The open house at the former Chalk Hill School in Monroe marks the students' first time in a formal classroom setting since the massacre on Dec. 14, when a gunman killed 20 of their fellow classmates and six educators. Classes are starting for the Sandy Hook students on Thursday.

The road leading to the school in a rural, largely residential neighborhood was lined with signs greeting the students, saying "Welcome Sandy Hook Elementary School" and "Welcome. You are in our prayers." Several police cars were parked outside the school.

Teams of workers, many of them volunteers, prepared the former Chalk Hill middle school with fresh paint and new furniture and even raised bathroom floors so the smaller elementary school students can reach the toilets. The students' desks, backpacks and other belongings that were left behind following the shooting were taken to the new school to make them feel at home.

Furniture has been moved from the old building, schools Superintendent Janet Robinson said at a news conference Wednesday. The building will be decorated like a winter wonderland, filled with snowflakes people from around the world sent to the Connecticut PTSA to help make the students feel welcome, she said.

Counselors say it's important for children to get back to a normal routine and for teachers and parents to offer sensitive reassurances.

One parent, Robert Bazuro, said he is pleased his second- and fourth-graders are going back to school on Thursday.

"We're very happy the kids are going back and we're very thankful for Monroe for everything they've done for us," said Bazuro, who was with his children at a Newtown barbershop.

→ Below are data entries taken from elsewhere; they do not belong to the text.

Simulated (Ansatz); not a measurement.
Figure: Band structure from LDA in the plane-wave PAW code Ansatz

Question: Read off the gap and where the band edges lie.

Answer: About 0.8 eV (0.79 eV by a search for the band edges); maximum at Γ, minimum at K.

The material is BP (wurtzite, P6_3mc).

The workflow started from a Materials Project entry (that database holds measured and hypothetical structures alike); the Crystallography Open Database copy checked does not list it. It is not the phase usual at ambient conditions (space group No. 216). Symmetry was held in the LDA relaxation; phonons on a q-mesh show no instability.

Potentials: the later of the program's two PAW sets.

When classes start, Robinson said teachers will try to make it as normal a school day as possible for the children.

"We want to get back to teaching and learning," she said. "We will obviously take time out from the academics for any conversations that need to take place, and there will be a lot of support there. All in all, we want the kids to reconnect with their friends and classroom teachers, and I think that's going to be the healthiest thing."

She added that the school will be able to accommodate parents who want to go into the school tomorrow with their children.

Security is at the forefront of parents' and officials' minds as children prepare to return to classes, and school officials said police have worked tirelessly to make the school safe.

"I think, right now, it has to be the safest school in America," Monroe Police Lt. Keith White said.


Police said they are stopping every vehicle that goes onto the campus and interviewing the people inside. Several security devices have been installed, and police will remain at the scene until further notice.